Intercom - Buildkite Case Study


The Intercom team deploys about 150 times per day across multiple applications in the codebase. The continuous shipping of code requires the team to run a large number of tests and they needed a CI solution that could keep up with their demands.

Previously, Intercom was using two other CI tools — almost in redundancy — in order to achieve the stability they needed to build and to enable Intercom developers to do performance work on either of those environments. Unfortunately, even with dual solutions, they were unable to achieve the speed and control levels needed. “We’d still have outages and all sorts of problems which was frustrating,” says Scanlan. In the end, neither platform allowed the team to optimize for the things the team wanted. Plus, it was time-consuming and expensive to keep up both of them.

The team knew what they needed: reliability, control, and speed. “Getting the reliability of tests to run correctly was the first thing we needed to focus on. Just having full insight into what was going on would give us more visibility, and we’d be able to fix things quicker rather than working on a more closed platform,” Scanlan reflects back, “Then, optimizing for speed because the faster we can get feedback to the developers, the better.”

Solution

The final straw came when the Intercom team grew tired of seeing a continued failure rate of their JavaScript application — nearly 50% of the tests were failing.

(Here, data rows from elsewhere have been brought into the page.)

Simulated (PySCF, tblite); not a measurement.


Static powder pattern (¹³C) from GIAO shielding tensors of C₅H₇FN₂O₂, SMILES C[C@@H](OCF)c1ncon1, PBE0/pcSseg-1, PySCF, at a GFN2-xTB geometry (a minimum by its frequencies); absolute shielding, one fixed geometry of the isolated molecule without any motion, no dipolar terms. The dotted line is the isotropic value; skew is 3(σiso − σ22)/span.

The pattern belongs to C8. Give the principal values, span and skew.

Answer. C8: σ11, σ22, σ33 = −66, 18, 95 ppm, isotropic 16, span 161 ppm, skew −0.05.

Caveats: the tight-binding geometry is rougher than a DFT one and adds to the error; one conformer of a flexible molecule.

“There was nothing wrong with the tests; it was the environment that was always failing,” Scanlan reports. This seemed like a good use case to try a new approach so, focusing solely on reliability, the Intercom team used Buildkite to orchestrate the build within their own EC2 infrastructure. “We didn’t even have an efficiency goal at that point. We just wanted a reliability improvement, so that was the small thing we were going to try out first,” reports Scanlan. Once they saw that reliability was no longer an issue, the team began optimizing for speed and moving all of their builds over to Buildkite.

Benefits

For a company whose “heartbeat is shipping”, time is priceless. While it used to take 20 to 25 minutes, the Intercom team can now run tens of thousands of tests in just three minutes. This provides their developers with real-time feedback which translates to a better developer experience and also gives them the ability to be more responsive when doing things like rolling back problems, getting changes out, or dealing with security problems.

“The mix of being able to own the infrastructure, performance-tune everything ourselves, having that full control, and then taking advantage of some Buildkite features (things like retries for failed build jobs and other kinds of automation) allows us to go really, really fast,” says Scanlan.